[google-appengine] Re: Is it impossible to guarantee a put()

stevep Sun, 13 Feb 2011 10:32:54 -0800

Hi Robert,

Thanks for your input.

Here's a summary, and wrap-up for me as I've decided on this path for
now.

First, I'll note that all the data coming in is compressed. No
opportunity there to squeeze below the current TQ limit.

My current strategy for architecture design should hopefully minimize
put() failures in the on-line handler, and provide good, solid, backup
(solid with respect to business not just technical risks).

1) Use a high replication handler.
2) Strip all but the most essential indexes from the main record which
will be put() in the on-line handler. Handle indexes in a separate,
related db class via the task queue.
3) Maintain an Amazon Web Server for handling put() failures at GAE.
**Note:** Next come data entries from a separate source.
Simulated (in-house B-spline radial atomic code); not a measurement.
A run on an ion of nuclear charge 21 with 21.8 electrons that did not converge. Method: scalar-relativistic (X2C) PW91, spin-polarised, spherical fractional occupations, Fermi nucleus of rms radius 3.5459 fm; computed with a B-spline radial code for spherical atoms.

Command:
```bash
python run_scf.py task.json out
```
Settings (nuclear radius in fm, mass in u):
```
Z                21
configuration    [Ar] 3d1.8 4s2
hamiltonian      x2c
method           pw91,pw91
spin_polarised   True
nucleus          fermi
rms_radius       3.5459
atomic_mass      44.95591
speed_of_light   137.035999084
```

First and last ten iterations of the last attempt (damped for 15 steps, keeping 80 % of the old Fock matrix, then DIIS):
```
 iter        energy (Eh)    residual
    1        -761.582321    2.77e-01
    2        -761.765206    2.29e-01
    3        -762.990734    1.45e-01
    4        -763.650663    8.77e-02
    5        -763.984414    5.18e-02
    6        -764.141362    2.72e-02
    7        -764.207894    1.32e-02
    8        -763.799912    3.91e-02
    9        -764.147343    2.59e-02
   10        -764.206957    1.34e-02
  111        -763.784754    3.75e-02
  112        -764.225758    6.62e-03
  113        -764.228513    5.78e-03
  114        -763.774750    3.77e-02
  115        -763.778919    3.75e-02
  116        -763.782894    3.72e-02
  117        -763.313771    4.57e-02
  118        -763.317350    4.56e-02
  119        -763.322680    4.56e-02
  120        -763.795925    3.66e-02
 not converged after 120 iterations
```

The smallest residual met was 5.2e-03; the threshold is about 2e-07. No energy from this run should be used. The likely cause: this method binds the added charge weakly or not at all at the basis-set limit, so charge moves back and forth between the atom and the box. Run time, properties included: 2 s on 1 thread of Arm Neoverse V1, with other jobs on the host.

Hopefully Google's SLA-like inferences about high replication bear
fruit. Perhaps at some point we'll get past the beta label and get
something from them more specific. For now I'll trust the "Do no evil"
slogan, and will also trust what appears to be a well-grounded and
talented group of engineers (based solely on my readings of their
forum posts and seeing GAE develop).

My conclusion about custom indexes is based on latencies for some
early development work that had some activity as a master/slave app.
Clearly (and this has been alluded by in these forums by Googlers)
custom indexes need careful consideration because of the put()
overhead. Fortunately for what we are doing we can separate the index
from the main file using the allocated-id to link back. Pushing the
indexed update into the task queue is probably the most important
change as we provide a good number of user slice/dice filters to
access the site content. If Google could do one case study, I'd vote
for this area so that we could have a better understanding of how
custom indexes affect put() performance.

Of all your work-arounds, my belief is that running an AWS server for
saving failed writes is going to be the best. There are important
business-risk considerations at play here not just technical. I wont
go into these in detail, but suffice it to say that I'll be happier
when Google removes the beta label – and I say this not just out of
selfish interests, but because I believe that GAE is really
disruptive, leverages a very key Google core company competency, and
deserves to gain strategic commitment from Larry (or whomever) as a
full enterprise-class product. Think shareholders and developers, and
the GAE team all deserve this.

Summary: Overall I am not unhappy having to rework how my put()s are
done. I think the new approach will be much better suited to an app
that is optimized not just for lower failure rates, but for optimized
operation within the GAE infrastructure (but I'm clearly guessing
about the latter point).

Having said that, I am still hopeful that Google's talented GAE group
will consider providing a task queue that can accept that same data
payload as the on-line handler. It's obvious why they will not do this
for a TQ that can accept large numbers of tasks. Likely it would be
simple for them to provide a limit on this queue related to the number
of available tasks so that the memory/storage requirements for this TQ
are not abused by us developers who are always looking for that easy
workaround. TQ's are great IMHO, and I'd like to utilize them as much
as possible.

We’re going live soon, so I think this will be my last long
architecture thread. Thanks for all who have helped, most notably
Robert whose great inputs for nearly every forum thread (not just
mine) have been tremendously helpful. (Note to Google: if you’re
helping Robert financially, you’re getting a great return. If not, do
so.)

cheers,
stevep
(who had a good night's sleep, hence the verbosity of this reply)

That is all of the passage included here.